My butt is aching with a dull sort of grumpiness in the bones behind each cheek.
My flu made me lie around for four days. Sometimes it let me sit. Sit. Lie. Sit. Lie. Sore butt.
Yesterday I learned that it is not all school districts that have inappropriate quotation marks around the word “please” on their school zone signs. I drove through Point Grey, on my way to UBC, and the schools there have grammatically correct signs. These are the children of professors. However, though the yellow Please Slow Down Our Children Are (extra) Worth It signs are abundant, I did not pass through an actual 30 KM/H SCHOOL ZONE sign. I slowed down a little to appreciate the correct punctuation, but I guess they are so smart in Point Grey they know enough not to run into busy traffic to retrieve a soccer ball.
It’s true: money breeds intelligence. If you are raising your kids in Burnaby, get yourself out! Burnaby makes dumb kids!
Speaking of smart, last night I watched The Newsroom on television. You know how when you don’t like a food, like broccoli, but you’re forced to eat it, you hate and fear it even more? Then one day you eat it of your own volition, maybe with some nice cheese sauce and it tastes mmmm-fantastic and it’s your new favourite? And you wonder why no one let you put cheese sauce on broccoli 10 years ago – it makes all the difference!
Canadian television is like that for me. When it is good, it is superlative. When it is bad, it is still allowed to be on the air, because it’s Canadian so it’s good for me. There seems to be more cheese sauce in Canadian television – or more skillfully cooked broccoli. The return of The Newsroom is one such bright speck of joy. Da Vinci’s Inquest, of course, is another, but it has been good for 6 seasons already. That’s some old news.
So, could we cancel the Royal Canadian Air Farce now? Would that be OK? Or just force them back onto radio?
I was pleased to see that Kink is doing a season in Toronto.
HEY I support the positive body image of people of all sizes, and their right to explore whatever makes them happy, sexually or otherwise.
BUT I have come across far too many same-like episodes of “Kink,” with the same-like people whipping each other’s leather-assless-pants-clad asses, and it was only interesting the first time, when I realized I knew a bunch of the characters by name. I sold things to some of them. One of them pierced my navel. Ha! The novelty has worn off now and unless you’re giving or getting the whipping, whipping isn’t so exciting.
I don’t think I know anybody in Toronto – except relatives…and that’s just…well, really hilarious imagery.

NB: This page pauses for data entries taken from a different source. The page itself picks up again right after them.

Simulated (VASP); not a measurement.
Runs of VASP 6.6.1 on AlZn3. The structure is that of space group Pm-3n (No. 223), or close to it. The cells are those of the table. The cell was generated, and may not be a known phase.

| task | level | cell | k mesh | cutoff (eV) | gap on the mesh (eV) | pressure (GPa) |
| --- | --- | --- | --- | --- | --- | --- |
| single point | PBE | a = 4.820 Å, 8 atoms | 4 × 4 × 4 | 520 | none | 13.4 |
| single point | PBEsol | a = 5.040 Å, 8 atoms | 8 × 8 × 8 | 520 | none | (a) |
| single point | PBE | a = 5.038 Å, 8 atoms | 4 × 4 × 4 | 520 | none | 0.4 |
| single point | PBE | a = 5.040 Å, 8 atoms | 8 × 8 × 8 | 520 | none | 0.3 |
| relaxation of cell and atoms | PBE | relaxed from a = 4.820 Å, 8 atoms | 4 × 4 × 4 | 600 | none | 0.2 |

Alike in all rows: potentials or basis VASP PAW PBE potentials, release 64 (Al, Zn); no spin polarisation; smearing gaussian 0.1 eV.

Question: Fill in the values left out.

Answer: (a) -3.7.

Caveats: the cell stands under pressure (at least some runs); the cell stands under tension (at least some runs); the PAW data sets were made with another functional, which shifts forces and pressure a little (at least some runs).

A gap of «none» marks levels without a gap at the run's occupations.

For someone who doesn’t watch a lot of TV, I guess I kind of do.
Maybe that’s why my butt is sore.
But I also read! And you have to sit down to read unless you’re on the bus and I wasn’t! My flu and I read The Way the Crow Flies by Ann-Marie MacDonald. It’s just over 700 pages long. It is a delicate, slow novel. There are details that make you want to stop and sigh. You sort of become enmeshed in the storyline without even realizing. My flu tried to warn me what was going to happen at the end, but I didn’t believe it.
Understatement of the Week
Always believe your flu. Even if its ideas seem farfetched, out of this world, squirrel-crazy. Believe your flu.